Kimono. After studying Japanese design-way, especially Rey Kawakubo and her garments, I went on to apply my perception of how Kawakubo is thinking in her design. I created the KIMONO RECONSTRUCTION Project its main purpose was to redesigns Kimono in the same way Kawakubo redesigned western garments. Knowing almost nothing about kimono nor Japan I have learned and develop whole new understanding while following that road, what was initially to be one year project lasted for 5 years, granting me the opportunity to dive deep into the Japanese culture and maybe even the soul and to visit this incredible country, falling in love and ending up ..still not knowing how to redesign a kimono…

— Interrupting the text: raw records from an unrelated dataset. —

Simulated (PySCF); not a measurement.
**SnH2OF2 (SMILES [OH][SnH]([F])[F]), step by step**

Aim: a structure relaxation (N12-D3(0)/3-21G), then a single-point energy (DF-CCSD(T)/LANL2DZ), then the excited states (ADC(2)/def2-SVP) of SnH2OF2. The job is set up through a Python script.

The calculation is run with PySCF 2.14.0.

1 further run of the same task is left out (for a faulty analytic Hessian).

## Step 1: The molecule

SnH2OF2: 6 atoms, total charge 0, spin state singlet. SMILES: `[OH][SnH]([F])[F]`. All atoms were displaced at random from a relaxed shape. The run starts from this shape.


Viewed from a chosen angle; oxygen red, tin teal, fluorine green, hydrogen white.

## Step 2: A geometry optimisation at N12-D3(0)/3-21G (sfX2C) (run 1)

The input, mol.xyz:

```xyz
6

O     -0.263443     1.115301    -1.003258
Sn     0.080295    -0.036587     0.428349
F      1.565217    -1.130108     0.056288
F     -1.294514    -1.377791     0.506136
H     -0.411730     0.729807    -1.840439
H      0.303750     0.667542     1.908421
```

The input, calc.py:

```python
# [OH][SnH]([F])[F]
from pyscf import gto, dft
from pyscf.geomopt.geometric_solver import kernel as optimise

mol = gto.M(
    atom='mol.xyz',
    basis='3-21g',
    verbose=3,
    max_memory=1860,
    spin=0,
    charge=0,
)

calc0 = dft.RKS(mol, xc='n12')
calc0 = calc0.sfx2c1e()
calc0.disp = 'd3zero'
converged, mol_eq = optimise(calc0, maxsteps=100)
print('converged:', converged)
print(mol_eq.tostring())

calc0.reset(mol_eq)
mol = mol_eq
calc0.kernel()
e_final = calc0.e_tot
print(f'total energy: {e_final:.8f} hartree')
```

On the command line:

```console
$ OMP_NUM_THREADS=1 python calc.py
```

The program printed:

Ki-mono Reconstruction Project
Ki-mono means a thing to wear, to carry on yourself… What do you carry on? What do you carry with you? Between rooms, empty space, a new room beyond East and West, kitchen reflections, ideals and femininity …
KI-MONO becomes here a canvas on which to paint freely and unrestricted, to combine western and eastern cultural aspects, visual traditions, roots, preferences and ideals of beauty.
It started as an attempt, as an artistic challenge to approach, in order to re-design something so Japanese and untouched as a kimono-garment, Westernism to Japanism. But this work soon is shown to be a journey…
shortly it becomes an exploration of the influence of tradition on women’s role and position in society. The Kimono Project becomes a voice in a cross-cultural discussion on ideals of beauty and femininity … Space for both the cultures to meet.
Through the layers of fabrics, one can see the past that becomes part of the future.
Like the many layers of kimono, one needs to open one after another to see the image, to see the kimono, to see the woman. The original image, roots, the origins, story, and the Time.
when he embraced me in my long-sleeved kimono
showing yellow daffodils along a running stream.
He gently praised my twenty-year-old petals.